Before Elizabeth Harper was the lead singer for Brooklyn synth-pop trio Class Actress, she was recording singer-songwriter-y stuff by herself. Listening to Class Actress' Journal of Ardency EP it's pretty difficult to image what Harper's guitar-based stuff sounded like, as her vocal presence here doesn't seem to bear any resemblance to the type of melodramatic overreaching that tends to make the Fiona Apple-type stuff work. In fact, sometimes Harper sounds almost bored. (Ironically, when she sings the word "boring" in "Journal of Ardency," it's not one of those times.)
Harper's sleepy attitutde, though, is pretty standard for the female vocalist in synth-pop. Sounding subdued and detached creates allure, which is really the engine that drives the image of a band like Class Actress. When Harper does this best, she doesn't really sing so much as she oozes her vocals onto the track, thick and dripping and black and sweet-smelling. The best example of this is on the the EP's eponymous (and best) track, during her "livin' it/livin' it/livin' it up" in the post-chorus.

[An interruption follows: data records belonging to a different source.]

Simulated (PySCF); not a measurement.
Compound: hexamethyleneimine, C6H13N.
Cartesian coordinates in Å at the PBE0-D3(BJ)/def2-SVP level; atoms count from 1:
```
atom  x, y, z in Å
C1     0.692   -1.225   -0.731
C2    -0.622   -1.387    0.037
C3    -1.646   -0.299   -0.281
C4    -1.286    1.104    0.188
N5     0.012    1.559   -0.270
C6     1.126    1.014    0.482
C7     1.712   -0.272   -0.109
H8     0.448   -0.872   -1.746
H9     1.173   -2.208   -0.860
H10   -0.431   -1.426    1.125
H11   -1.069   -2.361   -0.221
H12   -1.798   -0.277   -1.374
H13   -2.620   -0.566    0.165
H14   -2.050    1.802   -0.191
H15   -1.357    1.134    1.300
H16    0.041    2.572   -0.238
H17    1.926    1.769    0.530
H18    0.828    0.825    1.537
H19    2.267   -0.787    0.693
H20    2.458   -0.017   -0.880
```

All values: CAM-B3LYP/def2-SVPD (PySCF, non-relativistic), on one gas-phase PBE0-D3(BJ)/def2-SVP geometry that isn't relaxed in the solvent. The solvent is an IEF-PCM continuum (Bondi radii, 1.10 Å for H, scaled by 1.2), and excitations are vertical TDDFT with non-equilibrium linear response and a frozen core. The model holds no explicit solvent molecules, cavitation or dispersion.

But elsewhere, her despondency goes too far and leaves the listener running behind, trying to catch up. Other pop singers who use understated vocals to big effect, like Annie and Sally Shapiro, do it with more dexterity because they've created on-record personas for themselves in which their distance takes on greater meaning. Harper has yet to do that, though to be fair she hasn't had much time.
The two worse songs on the EP, "Adolescent Heart" and "Let Me Take You Out," aren't bad, but they definitely take up space that could be used for useful, if not vital, image-building. If Class Actress is going to be a sleek, chic, synth-pop act, then the musicians should take idea as far as it can go. Flirting with lighthearted teeny pop is only a dilution of that, and who would take a weak drink over a strong one?